Alfred Thompson and I tend to have “friendly” talks about programming and for a while we’ve been attempting to figure out who was the better coder. Someone gave us the challenge of find quickest way to figure out the first prime number after 2.2 billion. Turns out even if you’re on a cruise ship filled with PhD’s, seemed like no one knew of a better way off the top of their head other than brute force. Alfred used VB.Net, I used c#. Alfred’s VB.Net prime number solution is posted over at his blog on MSDN. Alfred’s solution and my should perform almost exactly the same even though he used Visual Basic and I used c#. This is since .Net languages all compile down to the same intermediate language. His tool is VB, mine is c#.

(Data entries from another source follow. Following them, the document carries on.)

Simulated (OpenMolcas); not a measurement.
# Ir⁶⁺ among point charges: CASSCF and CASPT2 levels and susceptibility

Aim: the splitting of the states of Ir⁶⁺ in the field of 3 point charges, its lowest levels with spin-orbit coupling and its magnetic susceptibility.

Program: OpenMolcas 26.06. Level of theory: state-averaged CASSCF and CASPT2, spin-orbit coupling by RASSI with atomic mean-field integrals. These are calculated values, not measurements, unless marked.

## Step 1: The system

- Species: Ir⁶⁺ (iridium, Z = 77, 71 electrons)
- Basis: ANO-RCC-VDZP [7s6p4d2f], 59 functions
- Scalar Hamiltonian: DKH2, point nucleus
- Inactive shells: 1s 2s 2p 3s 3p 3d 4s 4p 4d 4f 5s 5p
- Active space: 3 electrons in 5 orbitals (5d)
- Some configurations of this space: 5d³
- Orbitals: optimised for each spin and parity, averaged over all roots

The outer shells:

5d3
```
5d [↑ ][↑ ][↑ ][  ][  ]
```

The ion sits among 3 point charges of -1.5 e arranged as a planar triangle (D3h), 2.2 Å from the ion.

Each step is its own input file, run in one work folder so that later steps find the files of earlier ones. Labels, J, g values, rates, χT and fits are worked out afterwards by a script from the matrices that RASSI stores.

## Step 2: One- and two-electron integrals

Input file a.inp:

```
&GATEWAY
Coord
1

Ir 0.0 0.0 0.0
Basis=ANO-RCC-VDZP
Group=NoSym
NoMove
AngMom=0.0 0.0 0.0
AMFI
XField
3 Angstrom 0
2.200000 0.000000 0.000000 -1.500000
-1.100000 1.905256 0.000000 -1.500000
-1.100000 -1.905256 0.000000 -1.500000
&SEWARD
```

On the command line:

BUT my solution should win since I cheated. We both used brute force to solve it BUT I used threads which meant I could get a solution faster than he could since I was maxing out both my cores on my laptop instead of one. I would have used the Parallel Extensions but I lacked the install and without internet, I had to create them the hard way.
Explaining the brute force method., we go 1 by 1, verifying if a number is divisible by it. Lets take the number 12345 as it is semi large. I know it The number can be factored by 3, 5, 15 … and I stop trying when I hit 111 since 111 * 111 = 12321. Since I’m only interested in integers, 112 is past 12345 and isn’t a valid number. So I can check 3 to the floor of the square root of the number I’m attempting to find, incrementing by 2. Since to determine prime-ness, it must be an odd number or 2. Wikipedia has a few other, better, faster ways to determine the primality of a number. The fasted known method is the Elliptic curve primality test.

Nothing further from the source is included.